Add case for 'repeated' nodes. Add each entry to the current state
vhash.
Add clause for version 4 manifests.
* tests/profiles.scm ("deduplication of repeated entries"): New test.
* guix/build/profiles.scm (manifest-sexp->inputs+search-paths): Expect
version 4. Add clause for 'repeated' nodes.
---
guix/build/profiles.scm | 4 +-
guix/profiles.scm | 127 ++++++++++++++++++++++++++++------------
tests/profiles.scm | 42 +++++++++++++
3 files changed, 134 insertions(+), 39 deletions(-)

Toggle diff (236 lines)
diff --git a/guix/build/profiles.scm b/guix/build/profiles.scm
index f9875ca92e..c4460f624b 100644
--- a/guix/build/profiles.scm
+++ b/guix/build/profiles.scm
@@ -150,7 +150,7 @@ (define (manifest-sexp->inputs+search-paths manifest)

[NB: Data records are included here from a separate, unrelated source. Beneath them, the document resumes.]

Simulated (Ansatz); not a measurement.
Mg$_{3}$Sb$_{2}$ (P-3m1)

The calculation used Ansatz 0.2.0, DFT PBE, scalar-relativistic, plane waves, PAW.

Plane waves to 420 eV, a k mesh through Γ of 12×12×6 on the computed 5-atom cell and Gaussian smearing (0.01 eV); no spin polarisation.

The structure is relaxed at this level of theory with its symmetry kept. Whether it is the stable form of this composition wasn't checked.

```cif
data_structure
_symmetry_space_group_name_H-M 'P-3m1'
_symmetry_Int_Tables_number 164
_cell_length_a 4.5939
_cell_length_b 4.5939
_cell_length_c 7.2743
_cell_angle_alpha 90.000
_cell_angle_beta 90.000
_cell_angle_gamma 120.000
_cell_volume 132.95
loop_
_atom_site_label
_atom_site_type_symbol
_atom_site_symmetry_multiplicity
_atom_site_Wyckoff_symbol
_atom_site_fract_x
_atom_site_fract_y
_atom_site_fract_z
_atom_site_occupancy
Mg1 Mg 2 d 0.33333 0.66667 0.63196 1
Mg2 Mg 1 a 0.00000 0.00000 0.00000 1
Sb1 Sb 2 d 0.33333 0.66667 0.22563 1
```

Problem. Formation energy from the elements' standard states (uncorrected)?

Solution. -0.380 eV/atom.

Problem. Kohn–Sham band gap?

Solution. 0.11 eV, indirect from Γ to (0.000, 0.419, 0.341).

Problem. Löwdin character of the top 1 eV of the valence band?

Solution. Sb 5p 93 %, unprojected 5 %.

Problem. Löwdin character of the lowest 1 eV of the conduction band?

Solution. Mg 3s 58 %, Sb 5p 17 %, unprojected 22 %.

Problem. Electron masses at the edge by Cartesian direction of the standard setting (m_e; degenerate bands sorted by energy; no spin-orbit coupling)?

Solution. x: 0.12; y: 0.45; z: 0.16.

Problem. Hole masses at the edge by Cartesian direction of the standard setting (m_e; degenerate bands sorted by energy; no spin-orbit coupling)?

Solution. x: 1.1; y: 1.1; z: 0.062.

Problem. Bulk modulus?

 values: the list of store items of its manifest entries, and the list of
 search path specifications."
   (match manifest                            ;this must match 'manifest->gexp'
-    (('manifest ('version 3)
+    (('manifest ('version 4)
                 ('packages (entries ...)))
      (let loop ((entries entries)
                 (inputs '())
@@ -162,6 +162,8 @@ (define (manifest-sexp->inputs+search-paths manifest)
           (loop (append rest deps)                ;breadth-first traversal
                 (cons item inputs)
                 (append paths search-paths)))
+         ((('repeated name version item) . rest)
+          (loop rest inputs search-paths))
          (()
           (values (reverse inputs)
                   (delete-duplicates
diff --git a/guix/profiles.scm b/guix/profiles.scm
index bf50c00a1e..44ff37e75b 100644
--- a/guix/profiles.scm
+++ b/guix/profiles.scm
@@ -455,31 +455,53 @@ (define (inferior->entry)
 (define (manifest->gexp manifest)
   "Return a representation of MANIFEST as a gexp."
   (define (entry->gexp entry)
-    (match entry
-      (($ <manifest-entry> name version output (? string? path)
-                           (deps ...) (search-paths ...) _ (properties ...))
-       #~(#$name #$version #$output #$path
-                 (propagated-inputs #$(map entry->gexp deps))
-                 (search-paths #$(map search-path-specification->sexp
-                                      search-paths))
-                 #$@(if (null? properties)
-                        #~()
-                        #~((properties . #$properties)))))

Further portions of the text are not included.